Sodium hydroxide (NaOH) is a simple deflocculant. Clean clays or fine quartz slurries-or clay-based bodies that include both materials-can be deflocculated well with NaOH at pH 9-10, and feldspar slurries are naturally deflocculated just from solubilized alkali. The dissociated hydroxyl ions from the base react to form water with hydronium ions extracted from the particle surfaces, leaving a negative, almost purely electrostatic charge on the surface because the sodium cation is so soluble and active. This action sets up an electrical double layer that causes particles to repel each other, and the system deflocculates. However, this method results in higher sodium ion levels than deflocculants that are effective at low pH levels, which increases the possibility of over-deflocculation or reflocculation.
At low viscosity, the deflocculated slip will easily settle and form a hard cake. Even at a high slip density, casts made with only NaOH will be relatively hard and brittle, because little buffering through a plasticizing water layer is left on the particle surfaces. The sodium ion is so large that it destabilizes the bound water layer. This problem occurs with the simplest of deflocculants, since they do not have any steric repulsive or plasticizing effects. Using more plastic clays can improve the situation because such clays either have relatively high surface area or contain humate, which can act as a deflocculant with both electrostatic and steric effects. In both of these cases, the amount of the plasticizing layer increases. A good deflocculant minimizes the formation of hard cake, even at full deflocculation, by increasing the amount of the plasticizing water layer.
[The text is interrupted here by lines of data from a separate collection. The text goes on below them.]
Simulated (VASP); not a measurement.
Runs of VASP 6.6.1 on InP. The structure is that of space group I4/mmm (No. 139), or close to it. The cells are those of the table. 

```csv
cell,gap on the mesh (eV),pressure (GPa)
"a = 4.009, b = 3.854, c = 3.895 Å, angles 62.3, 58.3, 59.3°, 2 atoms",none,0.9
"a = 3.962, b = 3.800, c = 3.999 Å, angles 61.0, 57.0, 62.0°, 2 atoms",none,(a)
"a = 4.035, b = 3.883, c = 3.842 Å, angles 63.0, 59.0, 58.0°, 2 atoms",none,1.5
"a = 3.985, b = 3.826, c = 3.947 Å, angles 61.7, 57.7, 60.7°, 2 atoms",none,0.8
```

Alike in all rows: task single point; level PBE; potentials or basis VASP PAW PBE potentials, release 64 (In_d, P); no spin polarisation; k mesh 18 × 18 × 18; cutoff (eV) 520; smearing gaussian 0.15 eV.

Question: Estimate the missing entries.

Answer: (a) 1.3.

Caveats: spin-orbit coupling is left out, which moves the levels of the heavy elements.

To better understand this correlation, one must understand the difference between electrostatic and steric repulsion. In electrostatic repulsion, the repulsive energy generated by a charged particle surface decreases with distance due to a higher concentration of counter-ions than co-ions near the particle surface, and reaches zero when the concentrations of both ions become constant. Steric repulsion energy is not due to the particle charge, but to the structure of the surface layer and its kinetic activity. If the surface is coated with a complete monolayer of surfactant, the new surface layer (surfactant) is essentially incompressible. When another particle approaches, the repulsion increases from zero to maximum over a very short distance. Deflocculation with sodium hydroxide increases the particle charge, producing electrostatic repulsion, but tends to remove surface structure that could give steric repulsion. Deflocculation with nonionic polymers adds structure to the surface, thus providing steric repulsion only, while ionic polymers provide both steric and electrostatic repulsion.
It has been shown that at least for one organic polymeric deflocculant (polyacrylic acid), the pH used determines how much the deflocculant will adsorb.1 This concept should be true for most ionic polymers of this type. A higher pH will extend the polymer more fully, allow more adsorption and produce a thicker adsorbed layer. The result is both increased electrostatic (more charge) and steric (more rigid structure) repulsion. A lower pH will give a lesser charge, which is probably more appropriate for a partially flocculated casting slip. It will also provide a steric structure more like a ball that has some resiliency, which is more appropriate for the formation of a plastic structure in slip. This ball-like structure has been seen in electron microphotographs of humic acids. The more familiar name for these steric polymers is "protective colloids."

Sodium Silicate
Sodium silicate is normally produced by melting quartz with Na2COIn a solution, as the amount of dissolved quartz increases, the pH decreases because the hydroxyls in the solution are neutralized by surface silicate ions that have been dissolved. This is shown conceptually in one dimension in Figures 1 and 2. In a melt, the hydroxyls and water are non-existent or transitory; therefore, no ionization occurs. Silica (quartz) is treated in both figures as a polymer with a hydroxyl coating, and the resulting sodium silicate likewise has polymeric character.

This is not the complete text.